The Company adopted FASB ASC 820 on October 1, 2008. Under this FASB, fair value is defined as the price that would be received to sell an asset or paid to transfer a liability in an orderly transaction between market participants at the measurement date (an exit price). The standard outlines a valuation framework and creates a fair value hierarchy in order to increase the consistency and comparability of fair value measurements and the related disclosures. Under GAAP, certain assets and liabilities must be measured at fair value, and FASB ASC 820-10-50 details the disclosures that are required for items measured at fair value.

 

The Company has various financial instruments that must be measured under the new fair value standard including: cash and debt. The Company currently does not have non-financial assets or non-financial liabilities that are required to be measured at fair value on a recurring basis. The Company’s financial assets and liabilities are measured using inputs from the three levels of the fair value hierarchy. The three levels are as follows:

 

Level 1 - Inputs are unadjusted quoted prices in active markets for identical assets or liabilities that the Company has the ability to access at the measurement date. The fair value of the Company’s cash is based on quoted prices and therefore classified as Level 1.

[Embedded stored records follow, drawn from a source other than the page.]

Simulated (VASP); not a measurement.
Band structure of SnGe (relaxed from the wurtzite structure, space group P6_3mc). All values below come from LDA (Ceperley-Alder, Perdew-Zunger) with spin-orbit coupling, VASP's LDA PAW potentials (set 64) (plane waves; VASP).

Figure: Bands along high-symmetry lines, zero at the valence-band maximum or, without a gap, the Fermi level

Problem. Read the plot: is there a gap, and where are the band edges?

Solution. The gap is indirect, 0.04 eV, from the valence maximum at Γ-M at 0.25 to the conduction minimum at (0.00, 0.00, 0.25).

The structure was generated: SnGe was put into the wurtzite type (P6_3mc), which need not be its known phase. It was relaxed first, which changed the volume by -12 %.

Level 2 - Inputs include quoted prices for similar assets and liabilities in active markets, quoted prices for identical or similar assets or liabilities in markets that are not active, inputs other than quoted prices that are observable for the asset or liability (e.g., interest rates, yield curves, etc.), and inputs that are derived principally from or corroborated by observable market data by correlation or other means (market corroborated inputs).

Level 3 - Unobservable inputs that reflect our assumptions about the assumptions that market participants would use in pricing the asset or liability.

 

Cash, accounts receivable, capitalized production costs, prepaid royalties, prepaid expenses, accounts payable, accrued compensation, accrued royalties, accrued interest, accrued expenses, unearned royalties, notes payable – related party and technology payables reported on the balance sheet are estimated by management to approximate fair market value due to their short term nature.

 

The following tables provide a summary of the fair values of assets and liabilities measured on a non-recurring basis:

 

          Fair Value Measurements at  
          March 31, 2013  
    Carrying Value                    
    March 31, 2013     Level 1     Level 2     Level 3  
Liabilities:                        
Convertible notes payable *   $ 100,000     $ -     $ -     $ 100,000  
Convertible notes payable   $ 60,826     $ -     $ -     $ 60,826  
               
            Fair Value Measurements at  
            December 31, 2012  
    Carrying Value                          
    December 31, 2012     Level 1     Level 2     Level 3  
Liabilities:                                
Convertible notes payable, in default   $ 50,000     $ -     $ -     $ 50,000  
Convertible notes payable *   $ 100,000     $ -     $ -     $ 100,000  

 

* - Related Party

 

The Company believes that the market rate of interest as of March 31, 2013 and December 31, 2012 was not materially different to the rate of interest at which the convertible notes payable were issued. Accordingly, the Company believes that the fair value of the convertible notes payable approximated their carrying value at March 31, 2013 and December 31, 2012.